Created attachment 13718 [details] perf annotation of riscv_relax_delete_bytes function After getting perf annotate working for the RISCV (https://www.spinics.net/lists/linux-perf-users/msg14852.html) I collected perf data on systemtap being built on a prototype beagle v board to see where it was spending time. I noticed that the build was spending a very large amount of time (>90%) in the code of binutils implementing the relaxation (https://www.sifive.com/blog/all-aboard-part-3-linker-relaxation-in-riscv-toolchain). This binutils appears to be a Fedora 33 build of the stock binutils-2.35-18.fc33.riscv64 (http://fedora.riscv.rocks/koji/buildinfo?buildID=192459 ). Below is beginning of the "perf report --stdio" output: # To display the perf.data header info, please use --header/--header-only options. # # # Total Lost Samples: 0 # # Samples: 5M of event 'task-clock:u' # Event count (approx.): 1330053000000 # # Overhead Command Shared Object Symbol # ........ ............... ......................................... ........................................................ # 94.46% ld libbfd-2.35-18.fc33.so [.] riscv_relax_delete_bytes 1.27% ld libc-2.32.so [.] _wordcopy_fwd_dest_aligned 0.81% ld libbfd-2.35-18.fc33.so [.] _bfd_riscv_relax_section.lto_priv.0 0.18% ld libbfd-2.35-18.fc33.so [.] elf_sort_elf_symbol 0.17% ld libbfd-2.35-18.fc33.so [.] bfd_elf_final_link 0.16% ld ld.bfd [.] sha1_process_block For more detail on riscv_relax_delete_bytes ran and added as an attachment: perf annotate riscv_relax_delete_bytes --stdio > ~/riscv_relax_delete_bytes.log
This is a known problem. The linker relaxation is O(m*n) where m is the number of relocations and n is the number of symbols. So it can be very slow. Some large glibc testcases take an hour to link on an Unmatched because of linker relaxation. It needs to be rewritten to handle this better. Some other targets handle this much better. The microblaze port for instance collects relaxation changes into a table, the number of bytes to delete at what address. Then when it gets to the end of a section, it does all of the deletions and symbol value updates for the section. The RISC-V port meanwhile does the deletions and symbol value updates for each relocation as we process it, so we are moving section bytes and scanning the symbol table once for each relocation. Whereas the microblaze port only does it once per section. Fixing the RISC-V port to be more like the microblaze port is a major project. The problem has been known for the ~4 years since I started doing RISC-V work, and perhaps even longer, but we have yet to find a volunteer to do the work.

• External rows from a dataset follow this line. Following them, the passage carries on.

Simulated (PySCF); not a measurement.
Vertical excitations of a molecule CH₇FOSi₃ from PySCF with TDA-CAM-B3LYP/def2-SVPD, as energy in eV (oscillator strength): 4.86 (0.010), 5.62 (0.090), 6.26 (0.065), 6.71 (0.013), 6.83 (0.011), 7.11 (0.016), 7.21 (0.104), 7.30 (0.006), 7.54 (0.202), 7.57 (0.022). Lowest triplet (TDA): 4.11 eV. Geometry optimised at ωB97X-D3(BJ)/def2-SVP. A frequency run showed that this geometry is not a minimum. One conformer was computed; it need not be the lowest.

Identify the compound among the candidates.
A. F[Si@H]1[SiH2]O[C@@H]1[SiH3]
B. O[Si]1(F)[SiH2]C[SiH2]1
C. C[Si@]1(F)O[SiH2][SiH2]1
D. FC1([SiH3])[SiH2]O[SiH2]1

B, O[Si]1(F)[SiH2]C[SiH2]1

This is one of my TODOs, I used to have internal patches and try to improve this, but without well tested. The thing we need to do if probably like what we did for pcgp relaxations. But sometimes we can get more relax chances if we modifying symbol table and relocation once we delete for each relaxation pattern, I think it is a trade off. However, I do feel that the link time has become slower and slower, so probably it is time to raise the priority of this project. Anyways, before I starting this project, please feel free to take over it when anyone is interested in this issue.